The problem is too many people. If standard of living is to increase then the resource requirement is due to massive unsustainable population growth.

They're both important. And crucially, people in developed countries use a lot more resources than those in undeveloped countries. Just look at the resource utilization of our richest people. We have billionaires operating private rocket companies! If somehow, say due to really really good automation, orbital rockets could be made cheap enough for the average person to afford, we would have average middle class people regularly launching rockets into space and taking private trips to the Moon. Just staggering levels of resource use. If we could build and maintain homes very cheaply due to advanced robotics, the average person would live in a private skyscraper if they could afford it. Imagine the average suburban lot, except with a tower built on it 100 stories tall. If it was cheap enough to build and maintain that sort of thing, that absolutely would become the norm.

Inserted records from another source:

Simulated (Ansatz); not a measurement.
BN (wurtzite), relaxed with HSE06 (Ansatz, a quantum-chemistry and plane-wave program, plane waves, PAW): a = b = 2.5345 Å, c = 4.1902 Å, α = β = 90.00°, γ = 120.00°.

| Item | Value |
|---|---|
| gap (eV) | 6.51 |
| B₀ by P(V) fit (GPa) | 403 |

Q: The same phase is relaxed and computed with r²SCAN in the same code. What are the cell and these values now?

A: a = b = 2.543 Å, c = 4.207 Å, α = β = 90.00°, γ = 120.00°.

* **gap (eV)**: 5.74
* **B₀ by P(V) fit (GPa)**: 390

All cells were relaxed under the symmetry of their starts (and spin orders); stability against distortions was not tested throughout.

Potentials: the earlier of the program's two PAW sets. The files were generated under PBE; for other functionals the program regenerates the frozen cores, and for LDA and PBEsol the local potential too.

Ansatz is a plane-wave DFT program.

[–] Wanderer@lemm.ee 0 points 1 month ago (1 children)

The only billionaire I know of that is launching rockets is Elon Musk.

That's just evidence that capitalism is efficient. Because SpaceX has revolutionised space travel making the only reusable rocket doing something all the government agencies said was impossible. NASAs new unbuilt rocket is using tech from the 1970 that they are going to throe away into the ocean on every launch.

The rest you say is meaningless. How you expect this robotic skyscrapers to be built? Some MIT masters project or some capitalist experiment?

[–] WoodScientist@lemmy.world 2 points 1 month ago (1 children)

Bezos also has a rocket company. Plus there's Richard Branson. And others.. And then you have private jet travel, massive mega yachts, and countless other extravagances. For a certain class of billionaire, having a private rocket company is a vanity project. These rocket companies are vanity projects by rich sci fi nerds. Yes, they've done some really good technical work, but they're only possible because their founders were willing to sink billions into them even without any proof they'll make a profit.

What you are missing is that as people's wealth increases, their resource use just keeps going up and up and up. To the point where when people are wealthy enough, they're using orders of magnitude more energy and resources than the average citizen of even developed countries. Billionaires have enough wealth that they can fly rockets just because they think they're cool, even if they have no real path to profitability.

And no, the hypothetical of the robot skyscrapers is not "meaningless." You just have a poor imagination. To have that type of world we only need one thing - a robot that can build a copy of itself from raw materials, or a series of robots that can collectively reproduce themselves from raw materials gathered in the environment. Once you have self-replicating robots, it becomes very easy to scale up to that kind of consumption on a broad scale. If you have self-replicating robots, the only real limit to the total number you can have on the planet is the total amount of sunlight available to power all of them.

The real point isn't the specific examples I gave. The point, which you are missing entirely, is that total resource use is a function of wealth and technological capability. Raw population has very little impact on it. If our automation gets a lot better, or something else makes us much wealthier, we would see vast increases in total resource use even if our population was cut in half.

[–] Wanderer@lemm.ee 0 points 1 month ago

And no, the hypothetical of the robot skyscrapers is not "meaningless."

It's not meaningless in itself. Its meaningless to the conversation. It's literally a hypothetical you invented for no reason. You're just rambling.

Are you actually trying to claim that if the population was much smaller than it is today total resource use across the globe would be the same?

Because if not my point stands.

A lot of people think rockets can be very profitable. Its just a long term bet and you lack imagination. I would need to check but I'm pretty certain spacex is profitable.

Those other companies are still in R and D.